As a senior account executive working in The Daily Californian’s sales and advertising department, I’ve found myself increasingly interested in the advertising industry. Hoping to learn about how the Daily Cal’s advertising processes have changed over the years, I decided to interview two sales and advertising department alumni, Helen Marcus and Mary Mariani. Marcus joined the advertising team in 1964 as a freshman, and was business manager from 1966 to 1967. Mariani was a part of the advertising department from 1967 to 1970, serving as entertainment, production and business manager.
Movie theaters, textbook companies and airlines were examples of popular and lucrative clients for the newspaper at the time, according to Marcus. Marcus explained that, on Fridays, the Daily Cal would run ads for local churches, which would have the title of the sermon being preached.
Marcus described how the advertising team was given a lot of freedom with the copy they wrote.
“There were some advertisers — one of them was a burger place — who basically said ‘put whatever copy you want,’ ” Marcus said. “Those ads were often very rude. … We had contests in the office about inventing an ad script that would advertise the burger: ‘Want something warm between your buns?’ ”
Mariani described that the Daily Cal sometimes had to make difficult calls as to whether to value increased print revenue or more coverage of important political issues. Mariani discussed how, during the demonstrations at People’s Park, the advertising department had to decide whether it would cut lucrative ad copy for companies such as Bank of America in order to have more space to write about the protests.
Since Marcus and Mariani worked in the advertising department, the process of physically printing the advertisements has dramatically evolved.
Marcus explained how staff members used to have to go down to the printer’s office, off campus “at the crack of midnight” to print ads with a hot press and read the ad copy to make sure there were no errors. However, Marcus said, you could only read the ad copy once you put ink and paper on it.
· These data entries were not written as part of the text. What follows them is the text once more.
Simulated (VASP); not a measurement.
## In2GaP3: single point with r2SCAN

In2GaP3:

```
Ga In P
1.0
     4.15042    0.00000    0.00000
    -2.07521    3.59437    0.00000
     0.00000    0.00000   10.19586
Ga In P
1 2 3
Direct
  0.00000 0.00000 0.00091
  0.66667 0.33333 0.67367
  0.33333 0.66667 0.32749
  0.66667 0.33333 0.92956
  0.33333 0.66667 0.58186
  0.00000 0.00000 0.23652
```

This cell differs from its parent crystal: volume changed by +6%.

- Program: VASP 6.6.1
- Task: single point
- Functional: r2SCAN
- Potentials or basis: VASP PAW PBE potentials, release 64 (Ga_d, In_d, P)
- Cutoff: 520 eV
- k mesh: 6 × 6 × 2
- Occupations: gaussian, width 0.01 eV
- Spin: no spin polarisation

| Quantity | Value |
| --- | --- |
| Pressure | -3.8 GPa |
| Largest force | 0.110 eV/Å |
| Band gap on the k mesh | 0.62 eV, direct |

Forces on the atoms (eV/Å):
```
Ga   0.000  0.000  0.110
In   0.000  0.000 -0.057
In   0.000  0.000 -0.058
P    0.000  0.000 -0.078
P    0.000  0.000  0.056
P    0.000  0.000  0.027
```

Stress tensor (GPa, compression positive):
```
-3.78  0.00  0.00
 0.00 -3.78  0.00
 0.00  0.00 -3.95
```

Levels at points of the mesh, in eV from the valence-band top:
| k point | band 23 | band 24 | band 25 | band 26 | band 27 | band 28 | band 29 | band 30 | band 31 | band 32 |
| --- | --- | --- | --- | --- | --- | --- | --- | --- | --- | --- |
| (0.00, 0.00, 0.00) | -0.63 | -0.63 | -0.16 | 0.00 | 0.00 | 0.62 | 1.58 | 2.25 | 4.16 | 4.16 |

“It was the reverse of how you would read it, which meant you were reading a story with the letters backwards, or looking at an ad backwards,” Marcus said.
This meant there were sometimes “egregious mistakes.” Similar to today, the Daily Cal had to comp the client and rerun the ad, error-free.
The intricacies of physically printing an ad then are much different than the process of running ads today. Today, online ads have opened up more options for the newspaper to gain revenue, such as social media, impressions (the number of page views an ad receives) or sponsored content.
Additionally, the transition to color printing has put a greater emphasis on the visual design of ads, and today, the Daily Cal has a robust design team that works with advertising to design custom-made artwork for clients.
Mariani said she particularly enjoyed working with small, local businesses, such as those on Telegraph Avenue, which account executives could develop relationships with, versus large, national corporations who were less involved in the process.
Marcus recalls how there used to be department and retail stores who would want to place “back-to-school” ads at the beginning of the semester, and airlines who would want to place ads around spring break. These kinds of national clients would go to their advertising agencies — who would “have all the details of how to reach the student newspapers” — and tell them to place ads in all the newspapers of the major universities, Marcus explained.
These companies had identified students as a market. This hasn’t changed; what has changed is the way in which companies use advertising to market products or services to students, according to Marcus. With more companies transitioning to in-house advertising, the use of ad agencies has become less popular, and now, the Daily Cal does most of the prospecting of sales clients on its own.
Even though ad options have expanded, the process of procuring and verifying the success of ads is similar today as it was in the 1960s.
“Some of the basics of staying in touch with your customer (and) understanding what your customer wants: How are you really helping them? How do you verify that your ad does any good?” Marcus said. Those are still relevant questions today.
Ultimately, the advertising section of the Daily Cal reflects both how the values of Berkeley and society have changed. Looking back in time, ads reflect the pop culture, entertainment and politics at the time of their publication. Ads also provide a way of chronicling the small businesses which have made Berkeley their home.
“I got an appreciation for the fact that anything that’s being produced in terms of newspapers, magazines, TV, what have you, how important the advertising part of it is in order for it to exist — if we wanted to have a 24-page paper … we needed to have sufficient advertising in order to pay for it,” Mariani said.